Under Kraetis' patronage, the Pyrrhae became known for their cruelty and love of violence. When their divine master struck at his father, they gladly invaded the realms of the other Citadels. They had the greatest and most numerous armies of the Parthan realms at the time, and were accompanied by many foreign mercenaries. They they lacked cohesion, though, being led by many rival warlords, and shared the rashness and impatience of their divine patron. Just as Kraetis was ultimately cast down by his father, so did the Pyrrhae have to suffer the destruction of their Great Citadel.

The Pyrrhae were thus left without a homeland. Homeless, destitute, most of their people did not survive the ensuing winters and the still-burning hatred the rest of the Parthans felt for them. Those who lived became a nomadic people, wandering the lands as horse-riding tribes, seeking grazing grounds for their prized mounts and living in tents. They earned coin and plunder as mercenaries or as bandits, and earned a fearsome reputation as both.

This remains the lot of the Pyrrhae to this day. Distrusted and disdained by their cousins in the Citadels, they are nonetheless prized for their skill as mounted warriors. They still uphold Kraetis above all other gods, and dedicate their dark deeds to his name. They are considered a threat to all those who cannot resist their violence by force of arms of by weight of coin.
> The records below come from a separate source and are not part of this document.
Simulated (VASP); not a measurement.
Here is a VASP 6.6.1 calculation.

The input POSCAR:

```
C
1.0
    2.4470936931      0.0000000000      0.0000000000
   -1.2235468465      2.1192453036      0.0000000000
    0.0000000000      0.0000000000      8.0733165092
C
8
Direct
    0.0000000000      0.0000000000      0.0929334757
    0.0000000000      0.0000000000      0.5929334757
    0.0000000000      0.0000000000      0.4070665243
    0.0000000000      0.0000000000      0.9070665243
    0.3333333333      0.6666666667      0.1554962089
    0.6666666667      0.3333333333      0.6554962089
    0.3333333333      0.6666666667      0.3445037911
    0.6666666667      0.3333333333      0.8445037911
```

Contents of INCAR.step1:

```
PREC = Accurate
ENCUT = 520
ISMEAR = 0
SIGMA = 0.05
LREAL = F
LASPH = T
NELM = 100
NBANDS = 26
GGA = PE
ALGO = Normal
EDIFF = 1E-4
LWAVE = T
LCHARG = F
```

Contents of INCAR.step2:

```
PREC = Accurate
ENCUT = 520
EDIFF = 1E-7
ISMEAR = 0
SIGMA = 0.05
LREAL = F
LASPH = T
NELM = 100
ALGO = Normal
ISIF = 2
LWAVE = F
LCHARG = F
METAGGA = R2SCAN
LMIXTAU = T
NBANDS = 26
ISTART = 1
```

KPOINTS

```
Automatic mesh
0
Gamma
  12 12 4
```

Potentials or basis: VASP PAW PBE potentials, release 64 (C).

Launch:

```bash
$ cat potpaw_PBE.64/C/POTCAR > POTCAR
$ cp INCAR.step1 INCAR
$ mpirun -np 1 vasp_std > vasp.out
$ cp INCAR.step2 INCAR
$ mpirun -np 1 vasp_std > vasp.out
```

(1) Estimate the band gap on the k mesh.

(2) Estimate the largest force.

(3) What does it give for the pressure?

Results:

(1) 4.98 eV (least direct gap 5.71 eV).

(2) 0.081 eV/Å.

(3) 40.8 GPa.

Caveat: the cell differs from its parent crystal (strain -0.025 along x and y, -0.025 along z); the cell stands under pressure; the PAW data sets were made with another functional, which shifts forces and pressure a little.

Appearance and Physicality:
Pyrrhae differ very little from mainstream Parthans; if anything they tend to exhibit more "purestrain" Parthan features and fewer Ronan traits.

Pyrrhae tribes can be found through inner Parthus. The hills and plains of the realm may not be suitable for farming, but they serve just fine for grazing. Pyrrhae can also be found within Kal-Kamora and even Gand, but these are mostly mercenaries or marauders riding about for plunder. Pyrrhae tribes would once band together to form temporary incursions far into southern Moar, but the arrival of the Barukar has shut off that avenue of advance to them.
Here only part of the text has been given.